I think it has more use in factories where a certain spec is set and has to be adhered to. But, people like buying and owning gadgets. Me too.

You have the Jobst Brand book with you. He describes eloquently how to determine maximum tension. It is in the chapter on Spoke Tension IIRC. I agree that you won't want to do this each time, but it is a great learning experience and teaches you quite a bit about wheel behavior. You may also want to read about the tensiometer that Jobst designed. He designed his own one because ALL other products on the market have a fundamental error. He gave the design to his friends at FSA sometime in the 1990s and they made only 200 of them. I approached Jobs 10 years ago for the design and he sent me the CAD drawings. I then made one for myself. In ten years or more, I can honestly say I only needed it ten times. Each of those occasions was to fight a rep who wouldn't warrantee a customer's wheel because "someone overtensioned the spokes". I used it as a truth machine to cut the BS. It can be viewed on the Wheel Fanatyk website, I think. To most people this great tool would be worthless because it has to be calibrated if you want a reading. Otherwise it simply gives a measurement as deflection, in mm. But it is consistent.

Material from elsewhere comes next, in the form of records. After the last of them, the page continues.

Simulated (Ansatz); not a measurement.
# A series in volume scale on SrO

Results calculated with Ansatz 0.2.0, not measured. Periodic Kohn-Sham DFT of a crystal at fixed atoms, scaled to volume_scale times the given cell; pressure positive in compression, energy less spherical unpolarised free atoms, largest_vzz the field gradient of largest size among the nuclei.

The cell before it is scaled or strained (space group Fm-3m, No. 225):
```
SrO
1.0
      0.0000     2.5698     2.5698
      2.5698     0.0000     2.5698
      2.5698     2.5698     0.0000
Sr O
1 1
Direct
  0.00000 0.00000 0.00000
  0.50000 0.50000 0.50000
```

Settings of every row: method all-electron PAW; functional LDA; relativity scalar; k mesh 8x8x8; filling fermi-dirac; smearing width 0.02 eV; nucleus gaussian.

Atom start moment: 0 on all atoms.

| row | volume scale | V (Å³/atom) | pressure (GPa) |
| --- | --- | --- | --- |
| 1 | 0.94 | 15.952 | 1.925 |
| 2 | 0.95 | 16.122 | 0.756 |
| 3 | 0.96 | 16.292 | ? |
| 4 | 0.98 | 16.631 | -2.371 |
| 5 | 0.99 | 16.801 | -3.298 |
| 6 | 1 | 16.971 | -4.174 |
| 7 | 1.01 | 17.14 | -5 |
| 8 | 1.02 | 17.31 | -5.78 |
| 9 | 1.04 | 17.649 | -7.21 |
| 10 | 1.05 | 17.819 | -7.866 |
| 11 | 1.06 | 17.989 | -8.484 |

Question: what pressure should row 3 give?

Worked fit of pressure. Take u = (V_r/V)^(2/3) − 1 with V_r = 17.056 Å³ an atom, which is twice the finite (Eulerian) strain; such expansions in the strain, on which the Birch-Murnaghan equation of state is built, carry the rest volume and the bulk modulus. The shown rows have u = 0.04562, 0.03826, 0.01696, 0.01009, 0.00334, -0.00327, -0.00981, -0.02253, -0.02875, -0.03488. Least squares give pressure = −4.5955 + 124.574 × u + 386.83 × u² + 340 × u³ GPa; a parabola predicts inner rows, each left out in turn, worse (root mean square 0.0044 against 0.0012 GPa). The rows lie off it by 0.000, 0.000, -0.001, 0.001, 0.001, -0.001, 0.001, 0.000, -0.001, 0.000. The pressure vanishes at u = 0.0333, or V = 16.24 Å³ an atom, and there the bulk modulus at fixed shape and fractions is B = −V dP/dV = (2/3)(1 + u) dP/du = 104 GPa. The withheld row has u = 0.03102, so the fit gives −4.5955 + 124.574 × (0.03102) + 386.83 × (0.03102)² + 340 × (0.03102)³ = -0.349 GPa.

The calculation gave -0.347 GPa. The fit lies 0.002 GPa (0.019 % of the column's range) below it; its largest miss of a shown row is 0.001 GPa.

Insert plenty of smileys all over the place. I'm not familiar with this forum program yet.



.
 

Spoked Wheels

Legendary Member
Location
Bournemouth
I sincerely doubt that we disagree on this one.Yes, hubs and rims are not perfect in an absolute geometric sense but who cares? Are we riding bikes or entering a tolerance contest? Good enough is good enough. Tyres on MTBs have run-out of up to 5 mm, 10 if it has had a snakebite impact. Why then care if the runout on the rim is 0.2 or 0.5mm? The braking surface is at the disc and a bit of runout at the rim is neither here nor there. As for road bikes with their closely-spaced pads: a 0.5mm or even 1mm runout is of no consequence whatsoever.
Good enough is good enough.

My use of "perfect" is not 100% and I certainly don't include the design errors of the hub manufacturers when I say 100%. Rims have a little radial run-out at the weld - no wheelbuilder can make that go away with a spoke spanner, but why bother?

OK, I think we are definitely on the same page here and I liked your post :smile:.

I understand what you are saying and I agree. I did say that 0.2mm is more than enough but I have to say that I'm a bit of a perfectionists and that plays against me some times. Having said that, I know where to draw the line and it's far more important that the wheel stays within tolerance in service.

A perfect wheel by my definition is one that you fit and forget. It gives you close to zero hassles in terms of periodic truing (as rims fatigue they relax around the pull zone and the spokes have to be adjusted to keep the wheel true, but this is after prolonged use only), zero spokes breaking from fatigue, no spokes coming loose by themselves and, gives the user the confidence to ride hard, brake hard and load the bike should it be required. What more could we want from wheels? People obsess too much about wheels and forget that it isn't about the bike.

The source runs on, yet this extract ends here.